For instance, in April 2005, one of the nation's top climate scientists,
NASA's James Hansen, led a team of scientists that made "precise
measurements of increasing ocean heat content over the past 10 years," which
revealed that the Earth is absorbing far more heat than it is emitting to
space, confirming what earlier computer models had shown about warming.
Hansen called this energy imbalance the "smoking gun" of climate change, and
said, "There can no longer be genuine doubt that human-made gases are the
dominant cause of observed warming."

Another 2005 study, led by the Scripps Institution of Oceanography, compared
actual ocean temperature data from the surface down to hundreds of meters
(in the Atlantic, Pacific and Indian oceans) with climate models and
concluded:

A warming signal has penetrated into the world's oceans over the past 40
years. The signal is complex, with a vertical structure that varies widely
by ocean; it cannot be explained by natural internal climate variability or
solar and volcanic forcing, but is well simulated by two anthropogenically
[human-caused] forced climate models. We conclude that it is of human
origin, a conclusion robust to observational sampling and model differences.

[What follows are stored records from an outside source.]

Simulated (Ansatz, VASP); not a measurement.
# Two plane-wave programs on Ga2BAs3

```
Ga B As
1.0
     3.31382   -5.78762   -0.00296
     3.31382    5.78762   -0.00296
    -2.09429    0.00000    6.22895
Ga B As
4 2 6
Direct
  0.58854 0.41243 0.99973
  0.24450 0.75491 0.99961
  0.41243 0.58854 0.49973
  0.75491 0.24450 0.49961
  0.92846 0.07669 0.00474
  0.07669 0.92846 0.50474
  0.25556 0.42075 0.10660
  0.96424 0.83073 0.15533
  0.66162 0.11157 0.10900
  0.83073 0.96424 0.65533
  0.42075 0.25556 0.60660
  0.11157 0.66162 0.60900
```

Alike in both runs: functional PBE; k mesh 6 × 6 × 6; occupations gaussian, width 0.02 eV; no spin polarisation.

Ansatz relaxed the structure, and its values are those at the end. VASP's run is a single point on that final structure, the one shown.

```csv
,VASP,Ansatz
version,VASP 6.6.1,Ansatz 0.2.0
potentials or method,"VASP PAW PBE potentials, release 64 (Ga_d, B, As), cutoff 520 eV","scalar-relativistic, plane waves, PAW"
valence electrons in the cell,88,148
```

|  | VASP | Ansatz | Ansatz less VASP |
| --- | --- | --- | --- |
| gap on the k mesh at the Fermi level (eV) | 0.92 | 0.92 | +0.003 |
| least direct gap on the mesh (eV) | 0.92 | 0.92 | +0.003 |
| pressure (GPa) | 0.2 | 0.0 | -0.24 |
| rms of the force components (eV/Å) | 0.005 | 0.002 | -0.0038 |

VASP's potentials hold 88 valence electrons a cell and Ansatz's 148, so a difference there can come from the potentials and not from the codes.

Such studies are also done for many other observations: land-based
temperature rise, atmospheric temperature rise, sea level rise, arctic ice
melt, inland glacier melt, Greeland and Antarctic ice sheet melt, expansion
of the tropics (desertification) and changes in precipitation. Studies
compare every testable prediction from climate change theory and models (and
suggested by paleoclimate research) to actual observations.

How many studies? Well, the IPCC's definitive treatment of the subject,
"Understanding and Attributing Climate Change," has 11 full pages of
references, some 500 peer-reviewed studies. This is not a consensus of
opinion. It is what scientific research and actual observations reveal.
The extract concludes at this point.